Open mikebourbeauart opened 6 years ago
Currently the opacity map is the alpha channel of the base color, as the glTF spec dictates. Adding an opacity channel is certainly possible, but then it must be merged with the basecolor texture on export. Not a big deal, but it does bring additional complexity (like what codec to use, compression quality, chroma subsampling settings, ...). That being said, we already have code to merge occlusion, metallic and roughness into a single map, so most of the code for dealing with this is already there...
Is having a separate opacity map useful for you?
I think it would be useful, and it seems to be a standard input (at least for transparent shaders). I'm not a shader pro though.
Here's what's going on with my file (i'm getting some other crazy results on publish, but that's another issue):
My baseColor doesn't seem to have an alpha or transparency. It's just blackness where I'm expecting transparency. I'm merging my Substance Painter output textures inside of Substance Designer. I'm then using the Substance plugin within Maya to load the designer shader. I get a graph like this:
Even though the files are pngs (i even opened up the file called 1077276536.png in photoshop to make sure it had transparency) everything comes in without transparency. I'm not sure how I would bake in an alpha map or get the transparency to register inside maya's shader network. So the only solution I know of would be to insert an opacity map into an alpha or opacity on the GLSL shader.
Cool stuff!
Okay, you conviced me, a transparency channel will be added.

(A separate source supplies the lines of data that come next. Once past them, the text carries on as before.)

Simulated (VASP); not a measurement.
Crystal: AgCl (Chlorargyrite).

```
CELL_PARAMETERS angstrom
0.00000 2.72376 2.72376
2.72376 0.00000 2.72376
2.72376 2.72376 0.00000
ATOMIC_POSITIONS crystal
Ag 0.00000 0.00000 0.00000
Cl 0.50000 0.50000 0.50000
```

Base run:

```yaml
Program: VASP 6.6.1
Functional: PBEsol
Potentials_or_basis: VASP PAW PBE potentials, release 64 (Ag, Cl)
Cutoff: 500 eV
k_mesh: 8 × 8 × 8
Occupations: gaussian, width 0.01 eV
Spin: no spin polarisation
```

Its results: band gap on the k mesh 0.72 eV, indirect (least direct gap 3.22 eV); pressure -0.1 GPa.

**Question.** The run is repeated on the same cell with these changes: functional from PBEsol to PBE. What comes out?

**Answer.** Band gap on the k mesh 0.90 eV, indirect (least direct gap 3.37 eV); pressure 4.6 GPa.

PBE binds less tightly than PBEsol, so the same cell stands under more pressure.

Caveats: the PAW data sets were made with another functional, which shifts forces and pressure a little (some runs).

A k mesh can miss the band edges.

Unfortunately you will still need to set the technique to transparent for getting correct rendering though.
Awesome, thanks! Are there any negatives to using the transparent technique?
Besides potential wrong depth sorting of faces in the viewport, not really.
I did some experiments, but Maya seems to pass wrong alpha values. For example, in the attached PNG, Maya makes the pixels around the circle opaque, while the blue ones are transparent...
Any idea why this is? My guess is that Maya is un-multiplying the alpha from the colors, but when diving by zero alpha, the result become Infinite, and is clamped to 1...
I found that you can change the glTF_PBR.ogsfx's technique to transparent, but I'm unable to find a slot to input an opacity map. How would you go about doing this/is it even possible?